1651) AN ELEGANT GERMAN COMPOSITE CAP-A-PIE ARMOR PRIMARILY CIRCA 1540: This is a very well-matched armor with a very high percentage of period pieces.
Discussion: During the first 35 years of the 1500s, fluted armor evolved (what the Victorians named Maximilian armor). The Maximilian fashion was originally an early 1505 Innsbruck reproduction of the contemporary pleating fashion found in close-fitting civilian jackets (doublets). Early breastplates in this fashion were embossed with only a few decorations.
After 1535 a much plainer fashion started evolving. The biggest and most obvious change was the lack of fluting and change in the bulbous shape of the breastplate belly. No fluting means faster and less expensive to make than the Maximilian style. However, some would argue they are equally elegant but in a minimalist form.

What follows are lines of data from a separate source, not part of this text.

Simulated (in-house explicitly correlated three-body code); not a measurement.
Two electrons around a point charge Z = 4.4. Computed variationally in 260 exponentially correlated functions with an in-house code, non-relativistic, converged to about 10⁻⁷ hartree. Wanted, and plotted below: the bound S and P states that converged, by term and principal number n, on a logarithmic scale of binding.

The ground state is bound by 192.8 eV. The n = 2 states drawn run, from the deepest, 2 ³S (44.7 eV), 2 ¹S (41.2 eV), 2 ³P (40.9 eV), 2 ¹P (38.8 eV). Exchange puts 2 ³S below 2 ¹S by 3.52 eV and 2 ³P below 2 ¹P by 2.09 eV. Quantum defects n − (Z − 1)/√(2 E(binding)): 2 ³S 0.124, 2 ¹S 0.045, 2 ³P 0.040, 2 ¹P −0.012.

Description: The helmet is a rounded one-piece skull rising to a low, boldly roped medial comb fitted at the nape with a broad neck guard of two lames. The monkey face visor and bevor are attached to the skull on each side by means of common dome-headed pivots; the visor is stepped beneath its centrally divided vision slit, pierced with eleven ventilation slots arranged in two rows; short lifting peg, a visor prop with a forkhead, and push-button release for the bevor. Decorated with a roped bevor and roped neck-lame edges, visor push-button release. The breastplate formed of a rounded main plate with gussets at the arm openings. Waist lame and fauld of two separable lames and tassets, each of four lames. The backplate comprises a main plate with a pair of side plates and a waist lame flanged outwards to form a short culet cut with a shallow notch at the center of its lower edge. Long spaulders, each of seven lames, overlap outwards from the third and are articulated by transverse sliding rivets to fully articulated vambraces, formed of an open tubular upper and lower tubular cannon fitted at the inside of the elbow with a narrow lame. The knee poleyn is constructed of three lames, with the central lame projecting inwards at the front as a large, flat oval wing with a medial pucker. A pair of circular besagues, each with an applied conical boss at its center ( circa 1580). Gauntlets, each formed of a short straight-ended cuff with a strong pronounced vertical medial ridge, one metacarpal plate, and one knuckle plate (restored), three finger lames (restored). Cuisses, each formed of a gutter-shaped main plate fitted at its upper edge with a crescentic extension plate and at its lower edge with a winged poleyn. Tubular full-length greaves, each pierced at the heel with a pair of holes for attaching a spur and cut at the front with an arch to accommodate a sabaton of lames overlapping inwards; sabatons (shoes) are made from old metal but exceptionally well done. The armor is decorated throughout with boldly roped inward turns accompanied by recessed borders. Large plain elbow cops.
Conclusion: This is very well-matched armor with a very high percentage of period pieces. Owning an early armor is every collector’s dream. A cap-a-pie suit of early armor screams…strength……power…. fortitude….and class.